With so few refreshingly mild nights left to us before the coolness of autumn descends, it seemed a shame not to indulge in an outdoor meal with friends.
I made fish stock and was considering fish soup, as one of our friends does not eat meat. However it seemed warm for soup, so instead I made a seafood paella, which is also much less work.
I've made paella once or twice before. There are limitless variations. But what they all have in common are few ingredients and ease of creation.
Basically, paella consists of sauteed aromatics (onions, red pepper, garlic), tomato, short grain rice, and stock. It could end here, though I'm sure most paella consumed around the world include the addition of chicken thighs and chorizo sausage. My fish one baked with sliced monkfish medallions nestled under the rice. When it came out of the oven 25 minutes later, I somewhat artfully (for me) arranged atop it barely cooked jumbo prawns, seared scallops, and mussels, then covered it all and let the residual heat and steam from the rice finish cooking the seafood.
I only wish I had enough mussels to include some raw ones atop the cooked dish, allowing them to cook and open up their black, shiney, goodness-filled shells to us dramatically. Of the two-pound bag I purchased from Wholey's in the Strip, only a dozen mussels were alive when I got home. I threw away at least two dozen. Though two days before the paella-fest, I feared for the worst, so cooked the living mussels in some shallot and white wine. I de-shelled (?) them and stored them in their cooking juices. It made for a less dramatic presentation, but the mussels were in fact quite tasty.
I also made some gazpacho to start. This batch was a little different. I had cooked two big bunches of beets along with a roasting chicken on Friday and added a little chopped beet to the soup, which gave it a deep purple, smoke-on-the-water kind of color. (Dun dun duuuun... dun dun dundun....) (Many guitarists misplay this riff, by the way. For the musically inclined, the 5th goes beneath the root here, which gives it its distinct melodic heaviness.)
Keeping the theme Spanish, dessert was orange flans. I added strips of candied orange peel to the caramel.
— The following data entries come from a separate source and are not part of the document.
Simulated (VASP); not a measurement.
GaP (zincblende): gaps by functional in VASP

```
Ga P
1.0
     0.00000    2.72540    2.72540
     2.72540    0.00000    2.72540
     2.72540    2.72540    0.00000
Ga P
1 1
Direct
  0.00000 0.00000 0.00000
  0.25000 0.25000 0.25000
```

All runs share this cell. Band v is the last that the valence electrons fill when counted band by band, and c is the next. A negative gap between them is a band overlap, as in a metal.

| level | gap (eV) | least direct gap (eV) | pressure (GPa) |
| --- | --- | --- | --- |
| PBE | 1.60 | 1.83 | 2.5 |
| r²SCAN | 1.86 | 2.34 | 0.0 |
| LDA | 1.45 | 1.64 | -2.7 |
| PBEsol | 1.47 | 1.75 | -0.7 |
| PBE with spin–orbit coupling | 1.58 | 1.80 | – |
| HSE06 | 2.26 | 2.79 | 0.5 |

I had one egg leftover and decided to make mayonaisse for some grilled asparagus. I can't say it broke, because it was never unbroken. But it didn't set, so I was left with a thickened oil that wasn't saucy at all.
So, a quick way to rescue mayo:
Put a tablespoon of store-bought mayo in a bowl, and slowly whisk in your broken mayo (or hollondaise, etc.). The store-bought stuff has so many emulsifiers in it it'll bind anything. You could probably build a wall with it. While listening to Deep Purple.